For that reason, engaging with the challenges of making such choices is preferable to the pretence of objective rationality and value neutrality. In this respect, it is crucial that normativity is embraced alongside reflexivity. The former enables an honest account of the rationales behind taking a particular approach in ecocide jurisprudence and the latter — a continuous (re)assessment of the consequences of that approach. Without embracing reflexivity, ecocide jurisprudence would risk institutionalizing ineffective practices. Without embracing normativity, it would be difficult to trace back the source of ineffectiveness and pursue meaningful reforms.

The 2021 IEP’s definition of ecocide was born out of the admirable aspiration to offer greater protection to the environment, while building on familiar IEL principles, such as sustainable development. However, this approach might result in the uncritical integration of concepts and practices with an ambiguous performance record. Instead of reforming the definition of ecocide and the role of IEL principles in it, this article took an alternative approach and proposed a discussion of the challenges that ecocide prosecutions will face in the Anthropocene and the tools ICC judges would need to be equipped with to face those challenges, namely, embracing reflexivity and normativity in legal practice.

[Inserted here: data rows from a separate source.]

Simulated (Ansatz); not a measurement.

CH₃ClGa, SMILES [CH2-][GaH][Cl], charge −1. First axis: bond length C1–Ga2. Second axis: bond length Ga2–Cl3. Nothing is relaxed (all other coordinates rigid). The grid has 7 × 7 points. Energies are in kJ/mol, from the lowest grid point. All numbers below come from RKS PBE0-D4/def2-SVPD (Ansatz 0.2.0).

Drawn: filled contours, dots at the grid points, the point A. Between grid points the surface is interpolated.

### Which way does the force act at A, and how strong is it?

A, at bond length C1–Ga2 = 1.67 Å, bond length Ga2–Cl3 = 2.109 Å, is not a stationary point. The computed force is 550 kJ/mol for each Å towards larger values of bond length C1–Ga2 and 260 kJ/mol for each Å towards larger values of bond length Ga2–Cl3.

In doing so, this article left open the broader question of whether ecocide should be criminalized in ICL at all. For some readers, the difficulties of assessing environmental harm through the medium of criminal law discussed in this article might serve as further evidence to support the argument that the ICL, and the international law system more generally, is ill-equipped for that purpose. Indeed, the inevitable moral dilemmas resulting from the complexity of environmental harm and the risks of further legitimizing extractivism and greenwashing activities by focusing on the individual accused could be taken to confirm the criticism that a growing number of legal scholars have expressed with regard to the proposed criminalization of ecocide. 152

However, the findings of this article could also be interpreted in a different way — as opening new avenues for thinking about both environmental justice and international criminal justice. From this perspective, the uncertainty and complexity of the Anthropocene highlight the urgent necessity of a fundamental rethinking of international law, including ICL. As observed by Grear, ‘law is not a stranger to shifts of meanings’. 153 While the practice of international law, and especially IEL, has historically enabled unsustainable modes of extraction and development, on this account, law and legal argument could also ‘destabiliz[e] meanings’. 154 It is to this destabilizing potential of international law that the processes of critical self-reflection and embracing normativity, as discussed in this article, contribute.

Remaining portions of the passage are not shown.